Considering new head coach Jim Schwartz's defensive pedigree, the start to the Detroit Lions 2009 free-agency splash was a bit puzzling.
But a few days after acquiring cornerback Anthony Henry via trade (and the team's only signing being Morris), the Lions finally addressed a defense that could very well have been the worst in modern day history. And they did so at two very important positions.
On Wednesday, the team announced the signing of veteran defensive tackle Grady Jackson to a three-year, $ million deal, a move that could immediately restore potential to the team's interior.

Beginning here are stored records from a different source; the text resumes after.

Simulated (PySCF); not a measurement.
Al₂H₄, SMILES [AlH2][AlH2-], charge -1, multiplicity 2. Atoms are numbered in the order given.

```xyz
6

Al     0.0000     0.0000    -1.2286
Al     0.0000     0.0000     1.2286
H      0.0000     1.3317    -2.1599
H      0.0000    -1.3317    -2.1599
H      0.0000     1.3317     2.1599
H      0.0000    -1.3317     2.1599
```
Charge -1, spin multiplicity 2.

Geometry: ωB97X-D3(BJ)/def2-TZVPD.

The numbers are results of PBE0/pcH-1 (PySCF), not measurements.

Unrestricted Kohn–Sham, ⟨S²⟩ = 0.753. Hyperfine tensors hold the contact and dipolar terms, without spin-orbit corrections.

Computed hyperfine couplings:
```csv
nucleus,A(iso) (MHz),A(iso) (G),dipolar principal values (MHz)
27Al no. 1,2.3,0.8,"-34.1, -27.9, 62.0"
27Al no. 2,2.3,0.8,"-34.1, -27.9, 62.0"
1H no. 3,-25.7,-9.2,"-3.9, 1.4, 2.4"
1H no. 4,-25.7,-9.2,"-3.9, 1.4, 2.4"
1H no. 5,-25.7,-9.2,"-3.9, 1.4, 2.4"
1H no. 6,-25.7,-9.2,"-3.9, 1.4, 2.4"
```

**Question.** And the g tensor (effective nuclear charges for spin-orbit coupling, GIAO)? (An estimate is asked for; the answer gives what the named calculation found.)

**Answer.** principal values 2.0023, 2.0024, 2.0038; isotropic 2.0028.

They also brought aboard cornerback Phillip Buchanon.
Last year, the Lions struggled mightily against the run, as former defensive tackle's Shaun Rogers' absence was not only evident, but abused on a weekly basis.
Jackson, a 6-2, 345 pound mammoth of a lineman, will start beside Cory Redding, who was unable to establish himself in 2008 without a competent counterpart.
Jackson, 36, registered two sacks in 14 starts for the Atlanta Falcons in 2008, who had no plans of re-signing Jackson during free-agency. Scout.com had Jackson ranked as its ninth top defensive tackle in free-agency, behind Detroit's unrestricted free-agent DT Shaun Cody.
Cody has received lukewarm interest across the league.
Buchanon, meanwhile, started all 16 games for the Tampa Bay Buccaneers in 2008. He nabbed two interceptions, returning one for a touchdown.
Lions cornerbacks intercepted just one pass all year.
Buchanon, 28, is expected to start opposite Henry, adding considerable substance to the team's defensive backfield.
"Detroit can go nowhere but up from here," Buchanon said in an interview with the Tampa Tribune. "The big issue for me was playing time, and I'm going to get a lot of playing time in Detroit."
Buchanon was ranked No. 6 among the league's top free-agent cornerbacks, behind former Lion Dre' Bly among others, but ahead of former Lion Leigh Bodden, Ronald Bartell Jr., Bryant McFadden, and Domonique Foxworth.
His deal with Detroit will span two years and is worth $8.5 million.
They are still interested in Titans offensive lineman Daniel Loper, but refuse to pay Loper "starter money" according to one source.
Loper also wants to be guaranteed a starting tackle position. The Lions still have left tackle Jeff Backus under contract, and last year's top pick Gosder Cherilus is expected to start at right tackle.